This may have been one of my attempts at taking pictures. I think I have the negative - or not. Dwight's right, the magic of the propane heater in the living room was a miracle. And the garden had been moved up closer to the house from down close to the east-west road by the mailbox. We did live - and happily so. Remember how cold it would be when it snowed, and playing fox and geese out where the yard light was until our hands, feet and faces were numb. And then there was the fun of walking on top of the deep snow that came to the top of the fence posts one year. Who would have guessed that snow fell vertically, because, after all, we only saw it fall horizontally (wind and snow is a mean combination).
As I sit in our warm "office", and look out the window at snow-laden evergreens, after about 8-10 inches of snow fell in the night and early morning (and continues to drift down), with the wind beginning to move things around a bit more, I am thankful that it is at least 31 degrees outside. Cold is all relative, but that Wyoming bitter deep freeze is a little harder to bear. (I remember the winter of 1973 when it stayed below 30 for about four days after Christmas.) We remember, but no longer feel the bitter cold of Penrose without indoor plumbing, with a coal stove in the living room and the range in the kitchen, and frost thick on the bedroom windows. Brrrrr!
OK, no propane heater in the living room, I know it is just a figure of speech but the story is too good to pass up. Dad started a hole under the kitchen with the use of the fresnel. The greatest thing about that was the morning he went back to work and the entire hole was filled with toads. They would disappear as fast as they showed up but it was quite a show. When the hole was done we poured concrete and made a little furnace room. Dad decided to level the house at this time too. I was sent to the back of the crawl space with the blocking since dad didn't fit. Remember, he was in very good shape. Totally freaky. Heasler plumbing then came out and installed a furnace. Sorry you elder Bloods but we had heat vents in our bedrooms. Life is good on the baby side of the family.

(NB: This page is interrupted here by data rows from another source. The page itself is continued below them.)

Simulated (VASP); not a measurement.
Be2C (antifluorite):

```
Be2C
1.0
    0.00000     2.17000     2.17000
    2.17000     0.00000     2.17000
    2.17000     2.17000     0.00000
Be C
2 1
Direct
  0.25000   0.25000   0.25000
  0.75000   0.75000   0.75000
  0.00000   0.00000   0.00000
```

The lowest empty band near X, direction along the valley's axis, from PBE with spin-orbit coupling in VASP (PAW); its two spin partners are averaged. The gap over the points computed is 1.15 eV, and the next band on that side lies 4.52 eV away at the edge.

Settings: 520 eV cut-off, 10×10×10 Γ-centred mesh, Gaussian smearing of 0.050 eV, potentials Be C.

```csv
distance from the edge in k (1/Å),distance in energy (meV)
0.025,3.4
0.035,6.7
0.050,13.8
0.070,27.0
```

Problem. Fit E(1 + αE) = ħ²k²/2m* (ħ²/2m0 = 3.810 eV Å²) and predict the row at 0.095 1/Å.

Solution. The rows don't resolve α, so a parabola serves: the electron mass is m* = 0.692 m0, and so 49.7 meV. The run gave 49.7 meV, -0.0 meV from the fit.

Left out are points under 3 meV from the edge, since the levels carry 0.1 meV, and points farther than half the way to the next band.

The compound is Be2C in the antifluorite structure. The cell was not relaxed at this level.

Thanks, Steve. Dad was skinny in those days, but you were even skinnier. I had always pictured (?) Dad crawling under the house to do that stuff - and shuddered - but now I can replace him with you - and still shudder. Claustrophobia +++. Have you ever done anything similar since? Just remember that the frost-cold, etc. was character building. I suppose that's why your three older siblings are such characters? Oh, please forgive me, mine elder brother and sister.
Ah, but there was a heater in the living room before the furnace went in. It was long (maybe 4')and light brown and when the grate would light up it looked like a real fireplace. Now whether it was run by propane or butane, I can't tell the difference, but it was there. It was vented out through the chimney.
This is really difficult, OK, maybe.
Just maybe?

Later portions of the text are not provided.